Rearranging elements in a matrix

Question

It's been a while since I studied linear algebra. I am trying to get the elements of a matrix to be in a certain order to follow a convention used in optics. In that context, the elements of the matrix are partial derivatives. Here, imagine the simpler scenario where I have the equations:

$2x+y=1$

$x-y=0$

I can represent these as:

\begin{bmatrix} 2 & 1 & x & 1\\ 1 & -1 & y &0 \end{bmatrix}

In the convention, I want the $x$ to be next to the $1$ and the $y$ next to the $0$. Therefor, the system can be equally represented as: \begin{bmatrix} -1 & 1& y & 0\\ 1 & 2 & x & 1 \end{bmatrix}

If I were to generalize this to a $3\times 3$ (or higher order) matrix (i.e. add another equation to the list), how could I change change the order of the elements while still keeping the $x$ next to $1$ (and $y$ next to $0$)?

Answer 1

In this problem, if you represent

$2x+y=1$

$x-y=0$ as

$-y+x=0$

$y+2x=1$

then you get the matrix

\begin{bmatrix} -1 & 1& y & 0\\ 1 & 2 & x & 1 \end{bmatrix}

So in general what you want to do is rearrange the variables in whichever order you prefer, then rearrange the order of the equations so that the equation with a 1 is in the position of x in the rearranged variables.

As an example if you had

$2x+y=1$

$x-y=0$

$x+y+z=0$

I can represent these as:

\begin{bmatrix} 2 & 1 &0& x & 1\\ 1 & -1 &0& y &0\\ 1&1&1&z&0 \end{bmatrix}

If you want to rearrange the variables so that it $xyz$ goes to $zyx$ then you would consider the equations as

$y+2x=1$

$-y+x=0$

$z+y+x=0$

To get the $x$ next to the 1, since for $zyx$, $x$ is in the third position, you want the equation with a 1 to be in the third position also, so

$-y+x=0$

$z+y+x=0$

$y+2x=1$ to get the matrix

\begin{bmatrix} 0 & -1 &1& z &0 \\ 1 & 1 &1& y &0\\ 0&1&2&x&1 \end{bmatrix}

Answer 2

The best way to understand how to use elementary operations in linear algebra is to discard conventions such as that in your question. Yes, discard!

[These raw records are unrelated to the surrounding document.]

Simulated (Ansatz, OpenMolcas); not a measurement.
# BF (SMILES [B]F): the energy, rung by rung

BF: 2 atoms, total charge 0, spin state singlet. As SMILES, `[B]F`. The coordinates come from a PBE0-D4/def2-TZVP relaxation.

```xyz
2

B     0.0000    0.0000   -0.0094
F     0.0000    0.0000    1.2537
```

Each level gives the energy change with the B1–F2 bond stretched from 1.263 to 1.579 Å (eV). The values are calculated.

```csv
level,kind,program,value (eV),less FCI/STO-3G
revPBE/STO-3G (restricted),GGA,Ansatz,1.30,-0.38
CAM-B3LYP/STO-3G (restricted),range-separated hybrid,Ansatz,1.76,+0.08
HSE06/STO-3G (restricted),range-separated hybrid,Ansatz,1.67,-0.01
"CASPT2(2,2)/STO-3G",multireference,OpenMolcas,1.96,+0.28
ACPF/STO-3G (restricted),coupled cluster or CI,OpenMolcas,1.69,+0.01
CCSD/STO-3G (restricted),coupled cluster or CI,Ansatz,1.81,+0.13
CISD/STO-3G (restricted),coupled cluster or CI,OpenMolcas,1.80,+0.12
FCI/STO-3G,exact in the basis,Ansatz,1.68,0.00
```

You can use it for communication. And that should be the end of it. Never use it for understanding.

What

$$ \begin{equation}\tag{1} \begin{bmatrix} -1 & 1& y & 0\\ 1 & 2 & x & 1 \end{bmatrix} \end{equation} $$

truly means is as follows.

$$ \begin{bmatrix} -1 & 1\\ 1 & 2 \end{bmatrix} \begin{bmatrix} x\\ y \end{bmatrix} =\begin{bmatrix} 0\\ 1 \end{bmatrix} $$

In the above matrix-vector multiplication, you can clearly see your original equations.

Applying elementary row operations means to left-multiple both sides of the equation by the corresponding elementary matrix. And that corresponding matrix can be obtained by performing the same elementary row operation on the identity matrix.

For example, suppose you want to make row 2 add row 1. Perform that to the identity matrix, you get:

$$ \begin{bmatrix} 1 & 0\\ 0 & 1 \end{bmatrix} \longrightarrow \begin{bmatrix} 1 & 0\\ 1 & 1 \end{bmatrix} $$

The row operation on the original equation is thus

$$ \begin{bmatrix} 1 & 0\\ 1 & 1 \end{bmatrix} \begin{bmatrix} -1 & 1\\ 1 & 2 \end{bmatrix} \begin{bmatrix} x\\ y \end{bmatrix} =\begin{bmatrix} 1 & 0\\ 1 & 1 \end{bmatrix} \begin{bmatrix} 0\\ 1 \end{bmatrix} $$

which simplifies to

$$ \begin{equation}\tag{2} \begin{bmatrix} -1 & 1\\ 0 & 3 \end{bmatrix} \begin{bmatrix} x\\ y \end{bmatrix} =\begin{bmatrix} 0\\ 1 \end{bmatrix} \end{equation} $$

(1) is true if and only if (2) is true. Thus, you can solve (2) and get the answer for (1). You do that because the answer for (2) is (more) obvious.

---

To the specific question of "how could I change change the order of the elements while still keeping the x next to 1?"

It is the same idea. Switching row 1 and row 2 on identity matrix first. (1 and 2 are ofc arbitrary choices. You can generalize it to any pair of rows.)

In 2D, you get

$$ \begin{bmatrix} 1 & 0\\ 0 & 1 \end{bmatrix} \longrightarrow \begin{bmatrix} 0 & 1\\ 1 & 0 \end{bmatrix} $$

from here, perhaps you can try simplifying the multiplication and see what you get.

---

Now that you understand what elementary row operations are. You should be able to state any linear system of equations in matrix-vector multiplication.

With the understanding, you should be able to re-derive the rule for switching rows any time, which is: you also need to switch the corresponding rows on the RHS of the equation.